NASA has demonstrated the growing capabilities of deep space communication, amid growing numbers of space missions.
On Tuesday NASA’s Jet Propulsion Laboratory (JPL) in California announced it had streamed the first video from deep space back to earth, utilising a laser.
The ultra-high definition video, featured a cat named Taters, was streamed back to planet earth on 11 December from nearly 19 million miles (31 million kilometres) away by NASA’s laser communications demonstration.
The development marks a historic milestone in space communication, bearing in mind upcoming lunar missions, as the distance it achieved is nearly 80 times the Earth-Moon distance.
The video saw the cat named Taters (owned by a JPL staffer) ironically chasing a laser point. No cats were harmed and Taters remained firmly on earth throughout the entire process.
The video can be found here.
The video had been blasted back to earth using lasers from NASA’s new Deep Space Optical Communications (DSOC) network.
The video had been uploaded to a spacecraft that boasted a flight laser transceiver.
This spacecraft was launched via SpaceX’s Falcon Heavy rocket from Florida’s Kennedy Space Center on 13 October, as part of NASA’s Psyche mission to a unique metal-rich asteroid orbiting the Sun between Mars and Jupiter.
The signal took about 101 seconds to reach Earth, and the video was sent at the system’s maximum bit rate of 267Mbps (Megabits per second), although the stream rate varied a lot.
“This accomplishment underscores our commitment to advancing optical communications as a key element to meeting our future data transmission needs,” said NASA Deputy Administrator Pam Melroy.
“Increasing our bandwidth is essential to achieving our future exploration and science goals, and we look forward to the continued advancement of this technology and the transformation of how we communicate during future interplanetary missions,” said Melroy.
JPL said that its flight laser transceiver beamed an encoded near-infrared laser to the Hale Telescope at Caltech’s Palomar Observatory in San Diego County, California, where it was downloaded.
Each frame from the looping video was then sent “live” to NASA’s Jet Propulsion Laboratory in Southern California, where the video was played in real time.
JPL said that as Psyche travels to the main asteroid belt between Mars and Jupiter, the technology demonstration will send high-data-rate signals as far out as the Red Planet’s greatest distance from Earth.
In doing so, it paves the way for higher-data-rate communications capable of sending complex scientific information, high-definition imagery, and video in support of humanity’s next giant leap: sending humans to Mars.
“One of the goals is to demonstrate the ability to transmit broadband video across millions of miles. Nothing on Psyche generates video data, so we usually send packets of randomly generated test data,” said Bill Klipstein, the tech demo’s project manager at JPL.

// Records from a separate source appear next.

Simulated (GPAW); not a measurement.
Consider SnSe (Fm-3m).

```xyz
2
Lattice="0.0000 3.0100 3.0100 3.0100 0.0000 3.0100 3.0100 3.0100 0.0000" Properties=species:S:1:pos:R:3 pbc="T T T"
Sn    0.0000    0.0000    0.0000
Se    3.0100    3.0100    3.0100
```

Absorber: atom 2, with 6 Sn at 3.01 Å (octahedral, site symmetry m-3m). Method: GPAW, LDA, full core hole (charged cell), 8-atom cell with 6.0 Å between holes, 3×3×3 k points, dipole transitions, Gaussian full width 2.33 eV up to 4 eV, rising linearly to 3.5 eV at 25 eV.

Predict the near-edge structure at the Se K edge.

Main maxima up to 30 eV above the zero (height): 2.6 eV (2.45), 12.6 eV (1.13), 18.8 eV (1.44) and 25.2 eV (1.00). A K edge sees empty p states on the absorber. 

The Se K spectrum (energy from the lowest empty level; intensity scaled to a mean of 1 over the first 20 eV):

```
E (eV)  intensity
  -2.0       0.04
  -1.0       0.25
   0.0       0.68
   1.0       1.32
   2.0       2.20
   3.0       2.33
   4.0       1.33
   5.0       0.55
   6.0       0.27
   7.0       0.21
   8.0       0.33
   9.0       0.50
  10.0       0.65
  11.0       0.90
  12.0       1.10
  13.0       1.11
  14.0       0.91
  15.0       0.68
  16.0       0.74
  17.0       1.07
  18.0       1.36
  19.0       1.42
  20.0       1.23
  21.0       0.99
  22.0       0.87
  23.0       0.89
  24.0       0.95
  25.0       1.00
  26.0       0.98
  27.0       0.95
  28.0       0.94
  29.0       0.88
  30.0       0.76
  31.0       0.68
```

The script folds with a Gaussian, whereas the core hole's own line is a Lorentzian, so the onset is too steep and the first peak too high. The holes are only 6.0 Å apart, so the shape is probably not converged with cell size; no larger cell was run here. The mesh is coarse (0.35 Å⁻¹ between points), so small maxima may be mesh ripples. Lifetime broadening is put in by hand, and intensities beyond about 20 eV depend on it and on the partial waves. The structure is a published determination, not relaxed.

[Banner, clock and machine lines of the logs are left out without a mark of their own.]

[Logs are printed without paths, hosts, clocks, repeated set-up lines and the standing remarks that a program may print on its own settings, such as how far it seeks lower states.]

“But to make this significant event more memorable, we decided to work with designers at JPL to create a fun video, which captures the essence of the demo as part of the Psyche mission.”
Humanity of course is soon to return to the moon, under NASA’s Artemis program, which seeks to establish a sustainable presence on the Moon by the end of the decade, before eventually journeying to Mars.
Nokia in October 2020 was chosen by NASA to build a 4G/5G network on the Moon.